On one side of this broken record are found often highly instrumental and entrepreneurial accounts of the surplus value of investment in the arts: efforts to relate the creative sector to the overall performance of the economy, new models for understanding artistic creativity as a catalyst for economic innovation or cultural hubs as keys to urban renewal, and new tools to measure the economic contributions of the arts. These pitches appear most often designed for skeptical legislators and business leaders, city mayors and urban developers, who apparently feel the arts to be either an engine of capital or frivolous.
Inevitably, on the other side are artists and arts advocates whose first impulse is to defend the sanctity of “art for art’s sake” – still – often against the perceived cynical motives behind any effort to “quantify creativity” and undermine artistic integrity, which, in this, our post-“age of mechanical reproduction,” threatens to turn works of art into monochromatic commodities or economic goods. In passionate defense of their calling, artists tend to represent the value of art as universal, defended, alternatively, as an essentially spiritual, expressive, or creative exercise in what it means to be human. Given this, artists are often disinclined to justify or explore the various uses or value of art. Art just is.
If apparently a debate without end, the terms of this debate are also notably parochial. It is no coincidence that this public policy argument about the arts is especially characteristic of the U.S. and the UK, and countries with similarly relatively scant public funding for the arts, significantly privatized arts economies, where artistic products are a major export, and most notably, where the public meaning of “art” is a legacy of Enlightenment-derived aesthetic and moral concepts.
In other words, the tendency to separate “art” (as a universalizing aesthetic aspiration) from “culture” (as a localized expression of a particular people), to treat art as the unique product of individual creation, to prioritize and formally evaluate aesthetic significance, and the perceived clash between aesthetic and utilitarian goals (or art and money), are, together, a fairly specific conception of things. These several commitments participate – as basic cultural underpinnings – in constituting the overlapping art worlds of the U.S. and UK. But these art worlds are not at the same time the world’s.
A brief international comparison makes the point. In the U.S. we often identify graffiti as not art, as anonymous, popular, and criminal. In Mexico City graffiti has been described as a marginal genre, syncretically bridging artisanal with mass production, text and image, and manifesting urban disorder in the battle for control of public space. In pursuit of the “creative city” concept, Barcelona, Spain, has designated specific zones for graffiti artists to legally express themselves, as part of the promotion of a “context of freedom.” While in China, in contrast, graffiti has only recently appeared, as largely non-confrontational, expressing little political content, leaning more “towards fashion” in ways blurring the distinction with advertisements. As art or not art, criminal, insurgent, or fashionable, graffiti is not self-evident internationally, but a doorway into the cultural diversity of geopolitical arrangements of public and private globally.

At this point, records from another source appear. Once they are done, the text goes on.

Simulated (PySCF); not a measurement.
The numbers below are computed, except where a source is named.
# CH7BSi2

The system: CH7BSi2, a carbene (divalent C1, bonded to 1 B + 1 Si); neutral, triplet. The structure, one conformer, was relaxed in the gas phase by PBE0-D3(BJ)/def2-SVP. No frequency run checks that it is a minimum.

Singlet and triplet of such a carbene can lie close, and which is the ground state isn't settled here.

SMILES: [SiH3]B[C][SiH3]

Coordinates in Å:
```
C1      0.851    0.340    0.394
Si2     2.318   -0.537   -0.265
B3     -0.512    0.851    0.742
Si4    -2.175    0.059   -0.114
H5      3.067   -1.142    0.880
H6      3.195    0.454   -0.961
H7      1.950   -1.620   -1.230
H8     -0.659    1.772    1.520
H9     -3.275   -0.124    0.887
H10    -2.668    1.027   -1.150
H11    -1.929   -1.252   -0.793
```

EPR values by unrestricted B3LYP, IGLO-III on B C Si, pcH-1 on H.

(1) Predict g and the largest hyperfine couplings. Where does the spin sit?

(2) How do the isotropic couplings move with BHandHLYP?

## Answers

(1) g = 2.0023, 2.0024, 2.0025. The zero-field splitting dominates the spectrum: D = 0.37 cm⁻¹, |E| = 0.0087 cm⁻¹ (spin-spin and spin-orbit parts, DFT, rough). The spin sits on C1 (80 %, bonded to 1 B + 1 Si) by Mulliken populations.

There promises to be no resolution to the recurring debate between philistines and free spirits over whether to give art over to the “language of business” to secure its financial future on the one hand, or to strip it of all utilitarian conceits , on the other, in “the exploration of truth and beauty.” This is the case, even as successive “arts in/for the economy” paradigms underwhelm while puritanical defenders of artistic integrity talk largely among themselves.
A cursory survey of corporate and foundation funding for “the arts and culture” reveals modest spending to support arts groups, concert series, shows, exhibitions and performances in the U.S., that is, artists directly enriching the civic life of communities. But, in international terms, all of this misses the point. The slot allotted to art in U.S. public life is alarmingly narrow in scope and so self-referential as to be problematic, if we hope to engage the many cultural worlds of art globally.
With few exceptions, neither side spends much time: seriously working to bridge this agonistic divide, putting art and cultural production back into their different social contexts, considering the several ways art is meaningful for distinct local and global publics, or working to provide more grounded data to better understand art’s many effects. Some of these exceptions can be found here and here. But to understand the multifarious role of art in the international arena, and the ways it participates in such projects as cultural diplomacy, we should jettison the terms of our domestic discussion, since they actively undermine such inquiry.
A first step is to resist the convention to distinguish “art” from “culture,” which has served to cut off domestic arts policy in the U.S. and elsewhere from broader appreciation of the cultural challenges that cross cut international affairs. Especially for applied arts NGOs working with international counterparts. A second step is to recognize and interrogate our own assumptions about the purpose and value of “art.” A third is to re-inscribe “art” back into its encompassing local and transnational settings of social engagement and meaning. A fourth is to take more seriously others’ conceptions of art, as a complex cultural expression.
Finally, we should be much more attentive to the diverse ways in which cultural expression – including artistic production – is entangled in international affairs at present. The list is getting longer, but most obviously includes culture conceived as: rights, property, digital information content, heritage, security, local and national identity, as well as goods and services. It further includes the ways culture is mobilized and accounted for in: diplomacy, humanitarian response, international development, democratizing movements, and exclusionary politics. These are big challenges. “Art” is one mode through which international affairs are culturally configured. Let’s start treating it that way.